A moment of silence for yet another Hollywood couple to be struck down by the One Year curse. Amber Rose and Wiz Khalifa are kaput.?
It seems no amount of public licking, strategically placed silver chains, or poorly thought out body art could save this marriage, because Amber filed for divorce on Tuesday citing ‘irreconcilable differences’. I know this is a trying time for you guys, but can’t you come up with a more interesting reason for your split? For the sake of our constant entertainment? I miss the days of golfers being chased with a nine iron because they got caught sleeping with more porn stars than…well, a porn star.
They tied the knot last July after being together since 2011, and they have a genuinely adorable one-year old son called Sebastian.
Look at those chubby cheeks!
I don’t wanna say that I called this split, but I totally did. What’s that saying about a stopped clock being right twice a day? Not that it takes a genius to recognize that nine out of ten S.O themed tattoos end in bitter regret. Kids, never get a permanent reminder of something that has the potential to be temporary. Johnny Depp might be able to carry off a ‘Wino Forever’ tattoo, but you will never be as cool as that.
Also, don’t get any tattoo written in a language that you don’t speak. That has nothing to do with this, I just think it needs saying more.
It’s still early days, ?so there aren’t many juicy details about what went wrong but rumour has it that the newly single Nick Cannon is involved somewhere along the way. He’s Amber’s newly appointed talent manager (maybe the world’s easiest job?) and insiders seem to think that they’ve been hooking up on the side, which is why Amber’s made like many a Kim Kardashian zipper and split.

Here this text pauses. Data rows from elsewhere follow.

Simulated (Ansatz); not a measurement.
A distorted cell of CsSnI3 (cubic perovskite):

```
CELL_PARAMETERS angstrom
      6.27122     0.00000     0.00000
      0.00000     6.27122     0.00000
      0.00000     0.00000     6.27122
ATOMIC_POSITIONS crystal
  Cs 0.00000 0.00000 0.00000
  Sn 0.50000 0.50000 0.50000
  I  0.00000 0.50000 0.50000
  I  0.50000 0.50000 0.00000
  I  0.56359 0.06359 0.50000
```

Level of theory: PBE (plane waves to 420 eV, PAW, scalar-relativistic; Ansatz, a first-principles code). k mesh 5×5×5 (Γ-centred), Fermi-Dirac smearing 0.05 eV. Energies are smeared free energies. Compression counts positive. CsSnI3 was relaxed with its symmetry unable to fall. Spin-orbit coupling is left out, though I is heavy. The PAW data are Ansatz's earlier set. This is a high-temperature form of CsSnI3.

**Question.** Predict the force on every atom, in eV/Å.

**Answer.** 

Other insiders are insisting that Wiz was the one to stick his sausage where it didn’t belong, so who knows where this one’s going. We may get an entertaining celebrity divorce yet! So much more fun than ‘conscious uncoupling’.
They reportedly have a pre-nup to protect their cash, so Amber might have to look elsewhere for the funds to cover up his portrait. Personally, I’d go for the classic ‘VOID’ stamp.